Today saw three draws, two big losers, and one big winner. First, let’s discuss Pavel Eljanov. The 32 year old Ukrainian is the lowest seeded player left in the competition, and entered the event rated just 2717. Not exactly patzer material, but not a rating you expect to see in serious contention at a tournament like this either. Then he breezed through the first three rounds winning every single classical game, and earning a rest every third day like clockwork. The third opponent whom he dispatched so unceremoniously was Grischuk, who entered the event ranked among the top ten players in the world, but could put up no resistance against Eljanov. In the fourth round it looked like perhaps Pavel had hit a stumbling block against Jakovenko, when he merely drew his first two games, but a comfortable 1.5/2 win in the first round of tie break games move Eljanov along to the quarterfinals. And that brought us to today, when he returned to his winning ways with an upset win over Hikaru Nakamura!
The thing is, at this point it’s hard to even call the win an upset. Eljanov is now rated 2750 in the 2700chess.com live ratings, making him the 15th best player in the world and now just 57 points the inferior of Nakamura, the top remaining seed and current #2 player in the world. Add in the advantage of having the white pieces, and in retrospect today’s matchup was pretty close to equal according to Elo, not the shocking upset it seemed to be. With today’s win, Eljanov is now the favorite to win his half of the bracket, advance to the World Cup finals, and earn a spot in next year’s Candidates Tournament. Certainly Eljanov is today’s big winner.
The obvious big loser, of course, is Eljanov’s victim: Nakamura. Now the American faces a must-win game tomorrow, where our model gives him a 41% chance of winning to force tie breaks, but a 59% chance of being eliminated for good. Overall, by virtue of his gaudy rating, our model still rates Nakamura as having a decent 18% chance of reaching the finals, but that looks far more disappointing when we remember he was sitting at 50% to reach the finals yesterday. However we said in the intro that there were two big losers today. The thing about Nakamura is that while he would undoubtedly be disappointed to lose here, it only costs him a chance to win the World Cup. He doesn’t need to reach the finals for the sake of his World Championship aspirations, as he already clinched a berth in the Candidates Tournament with his second place finish in the Grand Prix earlier this year. There is another player who perhaps has more investment in Nakamura’s results than Nakamura himself: Dmitry Jakovenko.

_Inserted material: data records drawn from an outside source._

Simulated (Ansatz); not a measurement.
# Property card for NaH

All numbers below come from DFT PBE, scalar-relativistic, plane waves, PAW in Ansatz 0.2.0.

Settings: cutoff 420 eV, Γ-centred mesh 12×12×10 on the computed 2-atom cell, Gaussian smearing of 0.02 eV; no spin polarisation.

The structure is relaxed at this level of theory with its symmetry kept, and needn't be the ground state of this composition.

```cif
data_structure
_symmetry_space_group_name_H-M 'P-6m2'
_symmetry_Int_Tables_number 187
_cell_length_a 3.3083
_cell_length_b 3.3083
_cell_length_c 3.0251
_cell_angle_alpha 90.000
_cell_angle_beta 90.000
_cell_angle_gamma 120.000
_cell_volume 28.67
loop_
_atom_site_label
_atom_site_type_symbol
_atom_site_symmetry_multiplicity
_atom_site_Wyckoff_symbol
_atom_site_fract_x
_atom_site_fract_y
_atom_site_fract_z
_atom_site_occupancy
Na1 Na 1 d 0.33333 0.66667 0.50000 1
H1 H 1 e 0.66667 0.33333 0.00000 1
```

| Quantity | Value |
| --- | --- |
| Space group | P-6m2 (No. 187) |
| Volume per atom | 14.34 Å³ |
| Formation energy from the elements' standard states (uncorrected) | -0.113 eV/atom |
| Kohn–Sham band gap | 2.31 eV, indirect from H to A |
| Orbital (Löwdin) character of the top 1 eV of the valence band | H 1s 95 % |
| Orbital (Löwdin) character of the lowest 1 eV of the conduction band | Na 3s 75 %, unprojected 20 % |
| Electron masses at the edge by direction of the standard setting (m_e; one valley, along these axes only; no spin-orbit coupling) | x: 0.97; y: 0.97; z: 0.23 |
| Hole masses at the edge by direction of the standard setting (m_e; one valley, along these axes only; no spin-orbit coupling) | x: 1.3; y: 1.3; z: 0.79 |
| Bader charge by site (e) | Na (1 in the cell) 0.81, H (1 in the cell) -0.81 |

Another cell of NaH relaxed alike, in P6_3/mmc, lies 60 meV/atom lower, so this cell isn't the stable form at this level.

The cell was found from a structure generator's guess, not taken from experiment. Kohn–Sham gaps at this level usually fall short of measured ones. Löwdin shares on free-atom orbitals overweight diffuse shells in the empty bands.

Jakovenko finished third at the aforementioned Grand Prix, which sufficed merely to make him the first alternate for the Candidates. However the World Cup takes precedence as a qualifying method, so if one of the players ahead of him (Nakamura) were to reach the World Cup final, then Jakovenko would become a Candidate via the Grand Prix standings. Of course before he was eliminated, Jakovenko also had another path to the Candidates Tournament: simply reach the World Cup finals himself. Two days ago, before his tie break round with Eljanov began, we rated Jakovenko’s chances of reaching the Candidates Tournament at almost 58%, a 6.4% chance for himself, and a 51.4% chance for Nakamura on his behalf. Now, two days later, and entirely at the hands of Eljanov, those hopes have been cut down to a mere 18%. It hasn’t been a great two days for Dmitry.
The other three games today were drawn, which ultimately benefits black slightly, but has relatively little impact on the predicted results in comparison to the one decisive result. Overall here are how everyone’s odds of reaching the finals changed today, along with their updated chances:
|Seed||Player||Rating||Odds of Reaching Finals||Change|
|26||Pavel Eljanov (UKR)||2750.1||34.5%||21.8%|
|11||Sergey Karjakin (RUS)||2765.0||30.9%||7.8%|
|4||Anish Giri (NED)||2791.4||42.7%||2.3%|
|19||Shakhriyar Mamedyarov (AZE)||2744.6||16.5%||2.1%|
|24||Wei Yi (CHN)||2737.1||19.5%||1.7%|
|16||Peter Svidler (RUS)||2733.5||14.5%||-1.7%|
|21||Maxime Vachier-Lagrave (FRA)||2768.7||23.3%||-2.2%|
|2||Hikaru Nakamura (USA)||2807.3||18.1%||-31.8%|
Note that Karjakin is the second biggest beneficiary of Eljanov’s success today, as he’s favored to reach the semifinals, where his opponent is now more likely to be Eljanov and less likely to be Nakamura. Our model still rates Eljanov as the easier opponent (though you certainly wouldn’t know it from his play so far in this tournament), and so sees the result as helpful to Karjakin’s chances as well. If we do end up seeing a matchup of Karjakin versus Eljanov (which should occur about 45% of the time), then we’ll find out if the model was right to consider it a blessing for Karjakin, or whether it proves instead to be a curse.
Tomorrow brings us another potential elimination day, where in three matches any decisive result sends someone home, and in the fourth match anything but a comeback win will end the tournament of yesterday’s favorite to win it all. However it all shakes out, there should be no shortage of drama!